Black holes are the most mysterious objects in the entire universe. Their gravitational influence has the power to wrench apart stars, send ripples through space-time, and act as an inescapable trap for anything that dares come too close. And until very recently, we had never seen one before.
Imaging the Black Hole
Of course, this changed with the work performed by the Event Horizon Telescope. It’s important to note that the EHT is not one single instrument – it is a series of 8 separate radio telescopes, spread around the world. They worked in unison to capture an image of the black hole at the heart of M87, a huge galaxy, unimaginably far from our own. By using multiple stations spread across Earth’s surface, a virtual telescope the size of Earth itself was formed, allowing the now world famous image to be captured, and released to the public on April 10th, 2019. The black hole itself is huge.
At thirty eight billion kilometres across, its scale is effectively inconceivable – it’s larger than our entire solar system. But it is this insane size that made the imaging of the object possible, despite its immense distance from Earth – it’s positioned fifty three million light years from Earth.
Katie Bouman has been credited with making the image possible. The computer scientist developed the algorithm which made generating the image possible. It was produced with the different sets of data from the eight EHT telescopes, terabytes of data which had to be filtered through and combined. But, Dr Bouman has been quick to make sure she doesn’t get all the credit, saying “No one of us could’ve done it alone. It came together because of lots of different people from many different backgrounds.”

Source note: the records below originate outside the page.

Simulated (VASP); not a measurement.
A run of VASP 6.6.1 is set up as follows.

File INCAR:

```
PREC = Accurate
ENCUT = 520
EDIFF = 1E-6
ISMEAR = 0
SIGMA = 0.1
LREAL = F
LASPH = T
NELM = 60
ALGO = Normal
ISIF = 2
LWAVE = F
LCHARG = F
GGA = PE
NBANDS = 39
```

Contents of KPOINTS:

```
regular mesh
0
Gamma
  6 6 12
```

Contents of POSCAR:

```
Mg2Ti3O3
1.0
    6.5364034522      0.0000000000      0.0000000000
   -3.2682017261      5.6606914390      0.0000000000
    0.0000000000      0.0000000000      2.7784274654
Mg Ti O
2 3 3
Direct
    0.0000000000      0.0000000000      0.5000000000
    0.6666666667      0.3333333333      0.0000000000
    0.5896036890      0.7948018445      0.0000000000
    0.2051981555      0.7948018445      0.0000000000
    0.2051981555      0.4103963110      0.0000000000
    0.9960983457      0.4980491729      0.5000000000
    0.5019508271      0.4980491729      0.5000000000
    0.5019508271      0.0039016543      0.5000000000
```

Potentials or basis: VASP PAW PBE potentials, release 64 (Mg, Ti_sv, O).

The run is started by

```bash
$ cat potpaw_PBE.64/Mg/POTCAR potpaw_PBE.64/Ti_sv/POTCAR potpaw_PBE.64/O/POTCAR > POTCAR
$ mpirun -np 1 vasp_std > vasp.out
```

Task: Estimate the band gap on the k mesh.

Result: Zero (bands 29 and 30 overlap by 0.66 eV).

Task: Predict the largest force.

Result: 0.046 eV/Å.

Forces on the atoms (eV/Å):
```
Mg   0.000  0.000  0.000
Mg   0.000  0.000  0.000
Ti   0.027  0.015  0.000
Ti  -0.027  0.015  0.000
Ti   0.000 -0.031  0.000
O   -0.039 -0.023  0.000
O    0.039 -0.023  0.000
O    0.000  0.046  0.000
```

The image itself shows a blurry ‘blob’ – at the centre is a dark circle, the place where the black hole itself has absorbed all light. Around it is an orange ‘glow’ – this is light, curved around the black hole’s singularity, light which likely comes from what’s known as an accretion disk. An accretion disk is a red-hot disk of matter, orbiting the black hole at unimaginable speeds, heated up to glowing temperatures by gravity and friction. This is what we can see in the image.
Looking into the future
The M87 has been observed before, but not so closely. NASA’s hubble telescope has observed a luminous jet of gas, projected by the black hole’s magnetic field. But the EHT image is the first time a black hole has ever had a genuine visual put to it. The teams who run the EHT plan to continue making observations. With the addition of four more telescope sites in the coming years, and the advantage of experience, higher resolution pictures are expected over time. As well as further observations of the M87 black hole, there’s been talk of imaging the Milky Way’s own central supermassive black hole, Sagittarius A*. This image is just the first step in a new era of black hole research.